‘It’s so bad for the game’: Justin Thomas doesn’t hold back when it comes to new golf ball rollback proposal that would limit distance

PALM HARBOR, Fla. — Justin Thomas believes golf’s governing bodies have created a solution to a problem that doesn’t exist. At the Valspar Championship, the 15-time PGA Tour winner didn’t hold back when asked about the USGA and R&A proposal to rollback the golf ball for elite male players.

“It’s so bad for the game of golf,” said Thomas.

The proposal, which wouldn’t be implemented until 2026, would allow tournament organizers to implement a Model Local Rule that would require players to use modified golf balls to reduce distance at the highest levels of men’s golf. The USGA and R&A anticipate a reduction in driver distance of 14-15 yards.

The move would not impact amateur golfers or elite female players.

“For an everyday amateur golfer,” said Thomas, “it’s very unique that we are able to play the exact same equipment. Yeah, I understand that I may have a different grind on a wedge, whatever you want to call it, but you can go to the pro shop and buy the same golf ball that I play, or Scottie Scheffler plays or whatever.”

If adopted, both the USGA and R&A plan to implement the new rule in their respective championships.

“So for two of the four biggest events of the year we’re going to have to use a different ball?” asked Thomas, who is sponsored by Titleist. “Like, try to explain to me how that’s better for the game of golf.

“And they’re basing it off the top 1 percent of all golfers. You know what I mean? I don’t know how many of y’all consistently play golf in here, but I promise none of you have come in from the golf course and said, ‘You know, I’m hitting it so far and straight today that golf’s just not even fun anymore.’ Like, no, that’s not – it’s just not reality.”

USGA CEO Mike Whan said the proposal isn’t about how the game stands today but rather where it’s headed, as players continue to get longer each season and courses run out of room. As custodians of the game, R&A CEO Martin Slumbers said it would be irresponsible to do nothing in regards to distance. Whan agrees.

“This is not really about today,” said Whan, “it’s about understanding the historical trends over the last 10, 20, 40 years and being able to be very predictive in terms of those trends over the next 20 or 40 years going forward and questioning whether or not the game can sustain 20 or 40 years from now the kind of increases that are so incredibly easy to predict.

“If we simply do nothing, we pass that to the next generation and to all the golf course venues around the world for them to just simply figure out.”

Thomas, the highest-ranked player in the field at Valspar at No. 10, said he’s all for not letting it go any further. But he stands against rolling the game back into the 1990s.

“I mean, people are running faster,” said Thomas, “so, what, are they just going to make the length of a mile longer so that the fastest mile time doesn’t change, or are they going to put the NBA hoop at 13 feet because people can jump higher now?

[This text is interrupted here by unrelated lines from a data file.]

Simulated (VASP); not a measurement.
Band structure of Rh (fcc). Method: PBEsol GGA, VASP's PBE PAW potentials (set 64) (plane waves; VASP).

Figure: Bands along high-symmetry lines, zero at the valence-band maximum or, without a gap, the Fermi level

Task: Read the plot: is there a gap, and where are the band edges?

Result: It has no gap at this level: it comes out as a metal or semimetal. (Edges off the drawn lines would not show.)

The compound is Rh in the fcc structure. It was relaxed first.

“Like, no. It’s evolution. We’re athletes now. Like, we’re training to hit the ball further and faster and if you can do it, so good for you. So yeah, as you can tell, I’m clearly against it.”

Sam Burns, who is going for a three-peat here at Innisbrook Resort’s Copperhead Course, thinks the whole idea of a rollback is “pretty silly.”

Burns, who has accumulated the lowest scoring average at Copperhead of 68.63, looks to become the first player since Steve Sticker to three-peat (John Deere Classic 2009-2011). Tiger Woods has won the same PGA Tour event at least three years in a row six different times. Stuart Appleby did the same at the WGC-CA Championship from 2005-2007.

“At the end of the day, no matter what it is, we’re an entertainment sport,” said Burns, “and I think, I don’t think people necessarily want to come out here and watch guys hit it shorter. They enjoy watching guys go out there and hit it 350 yards. I don’t see what the problem is with that. I think that’s a skill, and I don’t really agree with trying to take that away.”